Seven Sewing Machines: Too many?

How many sewing machines does one need?

For my fellow sewists/seamsters, I’m sure you understand my fascination with sewing machines.  For many years I only owned a single sewing machine and it seemed to meet my sewing needs quite well.


I received my first sewing machine from my parents when I graduated from nursing school.  I guess that’s a testimony to my parents’ perceived value and practicality of a sewing machine; for Depression-era parents, a gift would first and foremost need to be useful.  That machine worked well and sewed through anything but didn’t have a free-arm.

Later in the 70’s

In the mid to late 1970’s as I began to sew for our daughter, the absence of a free-arm was enough to send me shopping for a new machine.  This purchase was a Bernina 830 and I was sure that in my whole life I’d never need another machine.  I think I paid about $750 for that machine and today they sell for nearly that much on Ebay.  In fact, next to my husband and children, this machine might be the love of my life.  It now sits in my daughter’s basement closet but last month, I used it to teach Mira to use a machine to sew.  Such fun!

Learning to machine sew


In the early 1990’s I’d never heard of a serger but my sister worked at a sewing store and convinced me that I couldn’t live without one, so on my birthday, Kevin surprised me.  My sister was right – one can’t live without a serger.  That original one has been upgraded and recently I purchased a Babylock Evolve combination serger-coverstitch machine.

Years later

After sewing the dresses for Angela’s wedding in 1998, I started hinting that I’d like a new machine with more features. Kevin went to my favorite Bernina store, sought advice from the owner and again surprised me with a new sewing machine.  He did well – a Bernina Virtuosa 150.  It is my current machine.  Today I took it in for cleaning as it’s been working pretty hard lately.   Usually that would mean no sewing for a few days.
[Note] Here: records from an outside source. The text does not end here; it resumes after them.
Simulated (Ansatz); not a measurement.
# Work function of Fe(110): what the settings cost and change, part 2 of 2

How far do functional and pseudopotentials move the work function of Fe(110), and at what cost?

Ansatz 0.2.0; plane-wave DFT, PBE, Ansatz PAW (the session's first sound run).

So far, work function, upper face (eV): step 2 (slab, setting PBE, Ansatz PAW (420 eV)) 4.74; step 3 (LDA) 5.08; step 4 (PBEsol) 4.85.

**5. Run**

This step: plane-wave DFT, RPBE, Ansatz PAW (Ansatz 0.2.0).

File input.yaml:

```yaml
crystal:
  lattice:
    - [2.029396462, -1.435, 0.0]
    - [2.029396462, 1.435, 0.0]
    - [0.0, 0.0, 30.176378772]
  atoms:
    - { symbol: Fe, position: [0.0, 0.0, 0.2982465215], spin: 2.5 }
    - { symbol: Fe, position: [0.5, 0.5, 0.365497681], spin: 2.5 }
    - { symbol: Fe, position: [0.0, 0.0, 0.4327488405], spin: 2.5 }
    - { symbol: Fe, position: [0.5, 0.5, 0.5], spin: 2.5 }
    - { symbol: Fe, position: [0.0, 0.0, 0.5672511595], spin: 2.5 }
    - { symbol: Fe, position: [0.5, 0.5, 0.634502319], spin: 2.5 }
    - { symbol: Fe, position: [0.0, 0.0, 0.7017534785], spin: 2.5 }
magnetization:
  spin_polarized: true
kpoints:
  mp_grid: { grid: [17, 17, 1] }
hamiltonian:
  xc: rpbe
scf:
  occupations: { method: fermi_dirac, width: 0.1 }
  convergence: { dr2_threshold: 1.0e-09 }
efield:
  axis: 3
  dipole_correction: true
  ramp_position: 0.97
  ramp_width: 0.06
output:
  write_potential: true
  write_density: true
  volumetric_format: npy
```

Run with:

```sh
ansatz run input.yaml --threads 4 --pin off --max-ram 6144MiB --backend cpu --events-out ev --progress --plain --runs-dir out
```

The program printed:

Now I have several vintage machines which could act as a back-up. The oldest is a 1897 Wilson and Wheeler Treadle which doesn’t currently work.  About 15 years ago, it was left at my brother-in-laws newly purchased house and he gave it to me.  I really like this machine even if it doesn’t work.  The woman who owned it was a dressmaker, so I can’t imagine how much it has been used.  It has many original attachments in a beautiful carved box.  There’s even a ruffling foot – am sure you needed it in 1897.

Wilson and Wheeler No. 9 1897
Carved Wood Attachment Box

The most recent additions were from our local second-hand store.  I paid $59 for the two and had them serviced for another $100 – they both work like a charm.

Singer 99 1941
Singer Spartan 192K 1959

Now that’s sewing security – never again will I be without a machine.

But I am out of space, so one or two of the seven will need to go.

Wouldn’t you agree that Kevin has been by biggest supporter – so many sewing machines as a surprise gift.  I feel so fortunate.


3 thoughts on “Seven Sewing Machines: Too many?

  1. Thanks for introducing us to you sewing machines. I’ve been thinking about an inexpensive backup machine. Did you buy your Bernina’s from Hayes’ or Steve’s?

  2. May I suggest that your problem is not too many sewing machines, but poor storage distribution? You have three children but I am the only one with a sewing machine in the house (I was the fortunate recipient of the 1970s Bernina). If you stored one each at Megan and Shaun’s homes, you could deal with sewing emergencies in three different states!